In short, I am not going cold turkey on FB, but merely semifreddo, half cold.
I expect that removing myself from FB for now creates the space for me to figure out what to do and not do with FB.

My FB history
I joined FB in the first week of October 2006, shortly after it became available for non-US non-academic e-mail accounts in September. Until the winter of 2013 I posted virtually nothing, except automatic links to my blogposts. Only from November 2013, nudged by Gerrit Eicker, I started interacting with FB more, and from early 2014 the number of postings slowly grew. It turned into an addictive habit, that you really want to quit but don’t really seem to be able to. A tool I use to track my own software and web-usage has been brutally direct in showing me how much of a time sink FB became. I removed the FB app from my phone at some point in the last year, mostly to cut away the noise and disconnect from the here and now that doing a quick FB check during ‘empty’ moments creates.

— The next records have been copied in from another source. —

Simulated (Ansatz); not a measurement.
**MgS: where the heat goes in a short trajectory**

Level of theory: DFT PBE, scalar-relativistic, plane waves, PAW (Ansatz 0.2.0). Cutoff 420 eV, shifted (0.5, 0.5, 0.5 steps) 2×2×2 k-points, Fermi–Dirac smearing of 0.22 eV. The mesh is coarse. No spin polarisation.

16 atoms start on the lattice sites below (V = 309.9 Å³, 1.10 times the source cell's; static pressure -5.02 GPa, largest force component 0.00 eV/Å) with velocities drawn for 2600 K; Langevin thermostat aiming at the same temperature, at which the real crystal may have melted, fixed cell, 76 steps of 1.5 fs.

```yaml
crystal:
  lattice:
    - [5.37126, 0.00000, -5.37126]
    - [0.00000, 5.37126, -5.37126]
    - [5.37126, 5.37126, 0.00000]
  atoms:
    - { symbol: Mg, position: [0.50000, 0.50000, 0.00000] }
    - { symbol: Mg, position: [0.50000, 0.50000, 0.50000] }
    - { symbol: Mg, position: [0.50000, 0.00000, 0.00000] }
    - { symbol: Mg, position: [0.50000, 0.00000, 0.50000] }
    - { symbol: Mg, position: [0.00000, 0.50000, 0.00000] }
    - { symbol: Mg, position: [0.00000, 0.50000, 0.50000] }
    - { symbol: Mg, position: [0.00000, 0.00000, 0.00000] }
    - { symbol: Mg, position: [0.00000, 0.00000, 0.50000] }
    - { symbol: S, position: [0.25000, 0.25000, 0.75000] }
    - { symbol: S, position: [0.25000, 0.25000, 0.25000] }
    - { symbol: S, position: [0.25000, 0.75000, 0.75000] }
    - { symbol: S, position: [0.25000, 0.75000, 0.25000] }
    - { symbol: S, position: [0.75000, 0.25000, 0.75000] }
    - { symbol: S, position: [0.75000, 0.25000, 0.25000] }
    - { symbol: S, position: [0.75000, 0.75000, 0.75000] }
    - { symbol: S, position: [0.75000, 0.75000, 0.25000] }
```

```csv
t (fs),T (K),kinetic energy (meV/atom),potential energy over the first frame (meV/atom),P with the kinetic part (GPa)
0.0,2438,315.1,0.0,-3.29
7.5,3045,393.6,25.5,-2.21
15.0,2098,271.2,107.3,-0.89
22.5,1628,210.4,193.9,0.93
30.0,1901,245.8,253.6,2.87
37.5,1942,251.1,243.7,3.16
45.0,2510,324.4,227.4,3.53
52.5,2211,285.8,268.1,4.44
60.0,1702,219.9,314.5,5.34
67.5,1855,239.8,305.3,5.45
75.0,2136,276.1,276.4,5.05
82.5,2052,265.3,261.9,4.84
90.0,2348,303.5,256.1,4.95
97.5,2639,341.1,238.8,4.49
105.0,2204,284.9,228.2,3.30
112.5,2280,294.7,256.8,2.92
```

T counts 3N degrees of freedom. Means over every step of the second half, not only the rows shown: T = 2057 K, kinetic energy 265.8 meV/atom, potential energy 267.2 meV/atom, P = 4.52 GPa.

The constructive effects of FB
FB has been both helpful, as well as damaging on a personal level. In the positive sense,

  • it allows me to stay in touch with a wide variety of people that I otherwise wouldn’t be in touch with. Because they are distant in terms of geography, because the context we once shared is a long time ago, the current overlap in context is small, or any combination thereof.
  • It makes keeping a sense of what’s going on in their lives pretty effortless, and even if actual interaction may be low, it serves as a low threshold channel to emphatise.
  • It allowed me to share things in a much less public place than my blog when in 2015 and 2016 personal events were dominant, without the need to reach out directly to anyone. This allowed others to respond as they see fit.
  • In some instances FB is the only way I can easily connect to people and groups I am professionally connected with, such as for instance colleagues in Central Asia, or the Serbian open data community.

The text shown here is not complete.